The banks' interest rates and interest rates for short-term mortgage-credit loans
The banks' average lending rates fell by around 0.2 per cent during 2004, while the average deposit rates rose slightly. The development should be seen in the light of more widespread use of the banks' "mortgage" loans, cf. p. 51.
Interest rates for short-term mortgage-credit loans matched the development in the other money-market interest rates. According to the Association of Danish Mortgage Banks, the short-term mortgage rate was around 2.5 per cent at the end of the year.
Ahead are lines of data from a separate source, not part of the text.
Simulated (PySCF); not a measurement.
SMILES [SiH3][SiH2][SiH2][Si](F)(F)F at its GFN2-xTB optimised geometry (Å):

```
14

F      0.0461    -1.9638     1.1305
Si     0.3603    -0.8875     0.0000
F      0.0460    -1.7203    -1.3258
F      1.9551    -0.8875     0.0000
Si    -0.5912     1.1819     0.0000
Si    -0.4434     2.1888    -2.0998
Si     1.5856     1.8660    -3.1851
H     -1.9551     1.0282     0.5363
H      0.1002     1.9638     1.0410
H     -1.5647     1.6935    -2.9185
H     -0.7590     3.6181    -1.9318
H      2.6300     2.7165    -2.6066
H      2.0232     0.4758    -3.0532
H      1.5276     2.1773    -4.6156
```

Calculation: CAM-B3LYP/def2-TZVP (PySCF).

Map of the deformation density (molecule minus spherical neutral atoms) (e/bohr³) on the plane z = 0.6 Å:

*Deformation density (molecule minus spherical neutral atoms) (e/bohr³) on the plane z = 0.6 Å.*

The current-account surplus was kr. 35 billion in 2004, while capital exports totalled kr. 41 billion, cf. Table 4. This was paralleled by Danmarks Nationalbank's sale of foreign exchange for kr. 6 billion. The foreign-exchange reserve thus decreased, and after value changes totalled kr. 218 billion at end-2004..
The capital exports consisted of net purchases of foreign bonds for kr. 105 billion, which is a continuation of the considerable net purchases in recent years. Net purchases of foreign shares amounted to kr. 43 billion, around twice the 2003 level. Net sales of Danish bonds contributed to capital imports of kr. 51 billion. Overall, portfolio investments entailed capital exports of kr. 88 billion.
[1] The widening of the spread between the marginal rate and the minimum bid rate since the transition is, according to the ECB, in accordance with a larger increase in the bid volume than in the allotted volume in the refinancing operations, cf. "Initial experience with the changes to the Eurosystem's operational framework for monetary policy implementation", ECB, Monthly Bulletin, February 2005.
[2] Cf. article by Allan Bødskov Andersen, Volatility in the Overnight Money-Market Rate, Danmarks Nationalbank, Monetary Review, 4th Quarter 2004.